Sunder, would it be a good thing or a bad thing if George Orwell had alluded to the Fabians in his title?

I always find it interesting to think what impact a book would have had with another title. 1984 has become an iconic title that everyone knows. Would 'The Last Man in Europe' have had the same impact? Perhaps not.

Will Self who has shut himself off in Jura (where George Orwell wrote the novel) is sure to have something interesting to say about this as usual.

Stuart White said...

A terrific book on Orwell - better, I think, than Taylor's prize-winning book - is the collection of essays and photos 'Orwell at Home and Amongst the Anarchists' published by Freedom Press. It has very thoughtful essays by Colin Ward and Nicholas Walter which, amongst other things, chart Orwell's engagement with the anarchist left from the late 1930s through to his death. Much of the biographical material out there treats this aspect of Orwell's politics rather superficially. I think its critical to understanding the libertarian brand of Orwell's socialism - and how '1984' is written from a libertarian socialist standpoint and not an anti-left one.

Sunder Katwala said...

Calix,

Thanks. I think it would be interesting if the Fabians were a target. I just don't think there is much evidence that they are in any significant way a significant target in the text of Nineteen Eighty-Four.

Fabians and/or a certain type of left intellectualism were a frequent target of Orwell's elsewhere. I wrote an essay three years ago when we were involved in a National Theatre discussion to mark Shaw's 150th birthday which noted the contrasting reputations of Orwell and Shaw, who both died in 1950 despite being of different generations. It was, overall, a fairly warm piece about Shaw but the reputation and resonance of Orwell as a political writer is merited.

---

"The two great essayists of the British left both died in 1950 - Orwell at 46 and Shaw at 94. Since then, Orwell's stock has risen as Shaw's has plummeted. Orwell could have been thinking of Shaw in his caricatured complaint that "the mere words 'Socialism' and 'Communism' draw towards them with magnetic force every fruit juice-drinker, nudist, sandal-wearer, sex maniac, Quaker, 'nature cure' quack, pacifist and feminist in England."
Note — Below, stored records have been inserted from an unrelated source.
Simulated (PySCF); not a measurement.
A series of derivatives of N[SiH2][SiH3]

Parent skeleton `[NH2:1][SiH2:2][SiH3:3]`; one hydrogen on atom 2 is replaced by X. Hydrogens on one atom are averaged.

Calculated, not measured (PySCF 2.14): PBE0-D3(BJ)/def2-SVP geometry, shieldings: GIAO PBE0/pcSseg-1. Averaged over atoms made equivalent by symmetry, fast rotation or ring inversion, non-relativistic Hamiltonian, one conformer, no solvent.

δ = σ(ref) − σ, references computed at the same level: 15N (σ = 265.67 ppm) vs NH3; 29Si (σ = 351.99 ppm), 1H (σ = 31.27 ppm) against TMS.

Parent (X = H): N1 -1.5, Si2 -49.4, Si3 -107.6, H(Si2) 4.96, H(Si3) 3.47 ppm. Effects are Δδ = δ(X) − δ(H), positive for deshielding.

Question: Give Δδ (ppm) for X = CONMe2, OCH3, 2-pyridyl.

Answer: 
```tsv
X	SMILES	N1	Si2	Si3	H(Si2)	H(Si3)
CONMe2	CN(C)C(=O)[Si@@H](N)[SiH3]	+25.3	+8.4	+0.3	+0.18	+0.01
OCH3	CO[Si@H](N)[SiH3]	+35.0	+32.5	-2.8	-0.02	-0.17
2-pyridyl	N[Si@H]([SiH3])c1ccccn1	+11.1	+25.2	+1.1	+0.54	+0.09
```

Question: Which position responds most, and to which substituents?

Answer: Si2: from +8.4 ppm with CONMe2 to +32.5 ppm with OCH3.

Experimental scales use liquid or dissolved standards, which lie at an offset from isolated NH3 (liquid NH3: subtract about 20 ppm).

Socialism for superior brains proved no match for plain-spoken common sense, at least when it came to the fundamental judgment call of the century. Orwell seems to be our contemporary, in a way that Shaw cannot be".

Anonymous said...

I agree with Stuart re 1984 being a left-liberal critique, rather than an anti-left piece of work.

Indeed, reading Homage to Catalonia alongside 1984 is instructive, as in the autobiographical work Orwell clearly charts his growing distrust of the Communist forces and his growing admiration for the anarchists who were of course betrayed and in many cases murdered by their Stalinist "allies".

I've been long convinced that Orwell's experiences in Spain informed the writing of 1984. To put it crudely, one thing Orwell probably learned from Spain was that whoever wins, ordinary people lose.

Stuart White said...

On the issue of whether Orwell had the Fabians in mind: I think the direct evidence is weak. That said, if memory serves, he does refer to the philosophy of the ruling party in '1984' as 'IngSoc' (??) which looks like a play on 'English Socialism' and could be a reference to the Fabians. I'm sure he also regarded some influential Fabians - the Webbs, Shaw - as stupidly complicit in the rise of the totalitarian left. (He was, of course, right on this point.) But I think he regarded quite a lot of people on the left as complicit in this way, not just the Fabians. That's why he hung out a lot with the anarchists - he saw them as having a realistic analysis of Soviet Communism which much of the mainstream left of the time lacked.

Sunder Katwala said...

Stuart is right about IngSoc which is Newspeak for English Socialism. To the extent that there is evidence of a satire on Fabianism it is in the article linked in the post, but it is much more about left intellectuals, Communists and fellow travellers in general.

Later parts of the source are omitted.